Re: unremovable files and possible fs corruption (2.1.123)

Theodore Y. Ts'o (tytso@mit.edu)
Thu, 8 Oct 1998 03:07:12 -0400


From: "Albert D. Cahalan" <acahalan@cs.uml.edu>
Date: Thu, 8 Oct 1998 02:18:52 -0400 (EDT)

The ext2 flags are totally filesystem-specific and do not belong
in the general stat structure, unless you put them in a union.
UFS has incompatible flags, FAT has incompatible flags...

Things like the backup flag and the read-only flag do have analogues on
other filesystems. There really aren't that many new flag ideas under
the sun.... I very much doubt we'll run out in the near future, at
least as far as flags are concerned.

Yes, the 32-bit field won't hold a Macintosh-HFS-let's-put-10-megabytes-of-
unrelated-crap-in-the-resource-fork, but that's not what it's intended
for.

It seems BSD tied the stat structure to UFS. Oops. They live in a UFS
world though, while Linux supports all sorts of weird filesystems.
I don't think you'd want to fill the stat structure with NTFS data.

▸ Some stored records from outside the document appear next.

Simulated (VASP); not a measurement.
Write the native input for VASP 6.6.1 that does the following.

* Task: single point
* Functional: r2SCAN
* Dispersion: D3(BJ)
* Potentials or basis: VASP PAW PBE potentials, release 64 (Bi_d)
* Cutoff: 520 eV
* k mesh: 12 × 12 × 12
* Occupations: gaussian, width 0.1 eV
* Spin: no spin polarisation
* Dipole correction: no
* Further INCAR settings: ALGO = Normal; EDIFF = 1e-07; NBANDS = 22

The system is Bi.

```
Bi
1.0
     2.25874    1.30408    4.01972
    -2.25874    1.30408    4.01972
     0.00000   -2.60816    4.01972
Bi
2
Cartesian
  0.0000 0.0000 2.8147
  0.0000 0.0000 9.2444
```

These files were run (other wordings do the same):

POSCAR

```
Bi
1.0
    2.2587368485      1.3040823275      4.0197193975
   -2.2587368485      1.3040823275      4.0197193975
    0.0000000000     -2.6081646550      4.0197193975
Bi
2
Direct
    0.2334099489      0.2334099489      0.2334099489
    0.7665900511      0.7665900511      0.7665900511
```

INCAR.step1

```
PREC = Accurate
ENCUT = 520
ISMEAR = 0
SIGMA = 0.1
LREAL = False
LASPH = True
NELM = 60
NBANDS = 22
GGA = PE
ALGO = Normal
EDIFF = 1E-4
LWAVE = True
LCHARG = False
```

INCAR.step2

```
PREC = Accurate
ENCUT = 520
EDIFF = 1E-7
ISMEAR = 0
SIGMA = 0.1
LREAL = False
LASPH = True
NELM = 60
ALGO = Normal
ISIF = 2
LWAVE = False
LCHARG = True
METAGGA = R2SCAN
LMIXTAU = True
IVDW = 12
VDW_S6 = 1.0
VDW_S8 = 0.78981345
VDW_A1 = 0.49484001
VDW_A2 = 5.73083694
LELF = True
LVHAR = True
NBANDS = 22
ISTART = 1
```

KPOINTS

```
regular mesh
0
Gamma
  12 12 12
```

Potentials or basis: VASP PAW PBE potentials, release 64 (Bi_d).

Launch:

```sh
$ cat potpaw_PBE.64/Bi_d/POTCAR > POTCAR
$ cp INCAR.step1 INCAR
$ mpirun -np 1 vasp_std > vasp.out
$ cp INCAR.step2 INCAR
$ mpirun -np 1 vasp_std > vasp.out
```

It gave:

Exactly! Anything that's NTFS specific shouldn't go in struct stat.
Anything that's ext2fs or UFS specific shouldn't go in struct stat
either.

There are however flags which are in common across multiple filesystems.
Why should we use completely different interfaces for setting or getting
the immutable flag on an ext2 or UFS filesystem? Shouldn't they use the
same interface whether you are using an ext2 or UFS filesystem under
Linux? Of course!!

So therefore we should have an abstract attributes flags word in struct
stat. Note that this abstract attributes flag word is by design does
not reflect the any on-disk formatting of the flags word for *any*
filesystem, ext2fs or UFS, and this was by design. It is there for
abstract attribute flags for which there is some reason to be believe
might be shared by more than one filesystem in the future.